Survival of the Fittest: Altering the Rugby League Sport Product
Acknowledging and celebrating the milestone is important as rugby league in England generally represents a northern minority sport built on working class values. These values and impressive community heritage has often made it difficult to find competitive advantage in professional sport’s hyper-commercialised and commodified crowded marketplace.
Consequently, rugby league’s finances generally are precarious rather than prosperous, luckily in this turbulent time, rugby league was first in line for UK government support of a £16m loan. The Rugby Football League (RFL) Chief Executive Ralph Rimmer commented; "This support enables the sport to survive, to reshape, to be ready to restart in this our 125th year and to look to a home World Cup."

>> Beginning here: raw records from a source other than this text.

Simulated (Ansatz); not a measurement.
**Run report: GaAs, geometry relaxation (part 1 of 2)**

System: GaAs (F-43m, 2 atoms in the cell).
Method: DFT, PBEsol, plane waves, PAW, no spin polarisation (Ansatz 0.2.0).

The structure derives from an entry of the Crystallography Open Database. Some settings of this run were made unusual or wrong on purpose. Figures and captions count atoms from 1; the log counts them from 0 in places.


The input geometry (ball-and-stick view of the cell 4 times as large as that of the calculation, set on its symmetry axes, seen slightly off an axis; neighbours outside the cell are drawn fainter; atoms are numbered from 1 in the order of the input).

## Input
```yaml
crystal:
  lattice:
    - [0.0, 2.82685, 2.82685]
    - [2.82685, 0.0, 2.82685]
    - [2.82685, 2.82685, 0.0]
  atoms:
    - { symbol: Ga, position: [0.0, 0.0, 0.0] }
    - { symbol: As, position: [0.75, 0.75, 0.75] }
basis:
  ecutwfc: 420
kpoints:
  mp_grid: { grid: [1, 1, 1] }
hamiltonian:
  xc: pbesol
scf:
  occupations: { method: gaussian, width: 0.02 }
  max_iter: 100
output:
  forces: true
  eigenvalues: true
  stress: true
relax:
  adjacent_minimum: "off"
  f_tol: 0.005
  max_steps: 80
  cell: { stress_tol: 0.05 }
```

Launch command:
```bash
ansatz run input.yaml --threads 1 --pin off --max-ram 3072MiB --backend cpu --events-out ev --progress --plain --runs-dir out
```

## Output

Interestingly, Rugby League has not been shy of ‘reshaping’ things. It has been one of the most actively innovative leagues, adopting numerous, rule, operational and structural changes – mainly in an attempt to broaden the commercial and consumer audience outside its heartlands. The most profound of course, the introduction of Super League moving it from a winter sport to a summer sport. The move seemingly attempted to increase its international appeal with the inclusion of Paris Saint-Germain. Since then the sport continued its expansion efforts across the game with Catalan Dragons, Toulouse Olympique XIII and more recently Toronto Wolfpack, Ottawa Aces and New York City with the hopes of tapping into the North American market.
However, 2021 also marks the fruition of Rugby Leagues 2021 strategic plan. This plan was reviewed in 2019 due to changes in governance, seeing the Super League gain greater control of their competition from the RFL – much like the Football Association’s decision with the English Premier League. 2019 also brought further changes to the promotion and relegation system, opting for a simplified version of the system introduced in 2015.
The RFL’s 2015 restructuring, was perhaps one of the most significant within professional sport leagues, moving from closed league operating a licensing system, to an open league operating a promotion and relegation system. The importance of this change provided an opportunity for lower league clubs to prosper. The problem, of course, akin to all sport leagues follow the ‘survival of the fittest’ mantra and focus efforts on ‘cash cow’ leagues – such as the Super League, rather than lower tiers. Consequently, how can lower leagues clubs compete both on and off the pitch?
Our recent research documents how the 2015 changes influenced marketing functions in Championship clubs. The dual appeal of jeopardy (for relegation) and hope (for promotion) was supposed to reinvigorate fans of Championship and League 1 clubs. However, a popular perspective saw that the Super 8 format introduced excessive jeopardy. Citing perilously short planning cycles and excessive uncertainty, many clubs were reluctant to invest in marketing initiatives.
Indeed, uncertainty and jeopardy are the fabric of sport, it is what makes the spectator sport product unique. But this also impedes strategic abilities. We also found most clubs in the second-tier of rugby league – The Championship – engaged in very little strategic marketing planning, identifying barriers such as resources, human capital, organisation and leadership. Therefore, is it incumbent on management to establish supportive protocols for clubs, especially lower-league clubs, to support key business functions. Our findings suggest, the most welcomed support should be in the form of centralised resources to aid their ability to engage in strategic marketing planning.
The prominent question currently is how rugby league will use the government loan? Indeed, there are larger discussions around whether £16 million can save a sport? Or how appropriate it is to lend money when the sport’s financial situation is already precarious. While the terms and conditions associated to the loan are unclear and will be entangled in many legal and governance issues, the most logical opportunity is to use the money to support lower leagues clubs who seemingly feel disenfranchised. According to our research, the RFL should invest in supporting business functions of clubs such as strategic marketing.
While the sport is not financially rich, it’s most valuable commodity is its history, heritage and community values, which are also important features of rugby league’s product. These product characteristics should continue to be celebrated and promoted to new audiences through effective marketing practice, especially in the buildup and through the 2021 Rugby League World Cup hosted in England.